Saturday, June 9, 2012

Seeking a Model

I've written before about Pixar. It's an inspiring tale about a handful of dedicated dreamers, seeking a means to transform computer generated imagery, with the aim to produce a feature-length animated film entirely of computer-generated graphics. After more than two decades, they accomplished that vision, and today the technology is ubiquitous. They began life in 1974 as a team of researchers at the New York Institute of Technology under Ed Catmull, absorbed by George Lucas' Computer Division at Lucas Films around 1979, purchased at a fire sale by Steve Jobs in 1986, then eventually acquired by Disney.

E Ink is another firm that started with a bold vision to transform a field. E Ink Corporation started in 1997 as a spin-off from the MIT Media Lab. In 2006 Sony adopted E Ink's ePaper display, followed in 2007 with Amazon's launch of the Kindle also with E Ink's electronic paper.

The difficulty with these models is that the first was driven by the profligate investment by a series of billionaires caught up in the vision (or oblivious to it, depending on your point of view): Alexander Shure; George Lucas; Steve Jobs. Alvy Ray Smith (one of the original team of researchers, and an eventual founder of Pixar) has called these three "accidental visionaries". The second was a spin-off from a prominent lab at a storied university that attracted large sums of venture capital early on ($15.8m when it was a year old, and another $37m two years later).
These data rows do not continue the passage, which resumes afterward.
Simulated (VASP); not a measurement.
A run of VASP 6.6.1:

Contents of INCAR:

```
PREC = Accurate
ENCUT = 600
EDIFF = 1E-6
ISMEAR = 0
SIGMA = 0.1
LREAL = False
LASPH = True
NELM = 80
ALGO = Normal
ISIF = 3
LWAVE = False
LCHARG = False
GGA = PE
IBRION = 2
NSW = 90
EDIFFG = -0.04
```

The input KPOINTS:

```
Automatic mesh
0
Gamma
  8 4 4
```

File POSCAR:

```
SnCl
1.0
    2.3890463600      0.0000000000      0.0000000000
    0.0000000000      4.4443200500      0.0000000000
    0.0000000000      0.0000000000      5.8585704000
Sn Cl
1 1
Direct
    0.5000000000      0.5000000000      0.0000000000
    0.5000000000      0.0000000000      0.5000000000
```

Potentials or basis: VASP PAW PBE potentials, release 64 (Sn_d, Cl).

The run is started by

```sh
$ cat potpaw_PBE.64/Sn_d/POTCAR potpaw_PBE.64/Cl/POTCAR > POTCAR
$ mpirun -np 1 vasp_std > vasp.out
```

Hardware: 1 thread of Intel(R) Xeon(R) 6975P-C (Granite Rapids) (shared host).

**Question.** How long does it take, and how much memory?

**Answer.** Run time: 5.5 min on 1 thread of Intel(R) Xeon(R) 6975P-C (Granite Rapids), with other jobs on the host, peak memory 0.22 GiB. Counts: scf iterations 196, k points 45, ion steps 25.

What then is a bootstrap entrepreneur to do, whose innovations don't result from a hefty investment by an institution of higher learning, that doesn't immediately attract the interest and funding from deep pockets? That is the dilemma. I've come to realize that many models exist to follow for an entrepreneur whose ideas are quick to the market and straightforward, where a clearly defined product is the first order of business.

But what of innovations like computer graphics or electronic paper? These are platform technologies, visionary, transformative. They involve the creation of something entirely novel, not merely the repackaging of existing technologies. Their potential is far greater, and wide-reaching, but the case for investment is more convoluted. The models for a Research Entrepreneur in such a field is rather difficult to find. Finding or establishing the path is the journey and task I have embraced.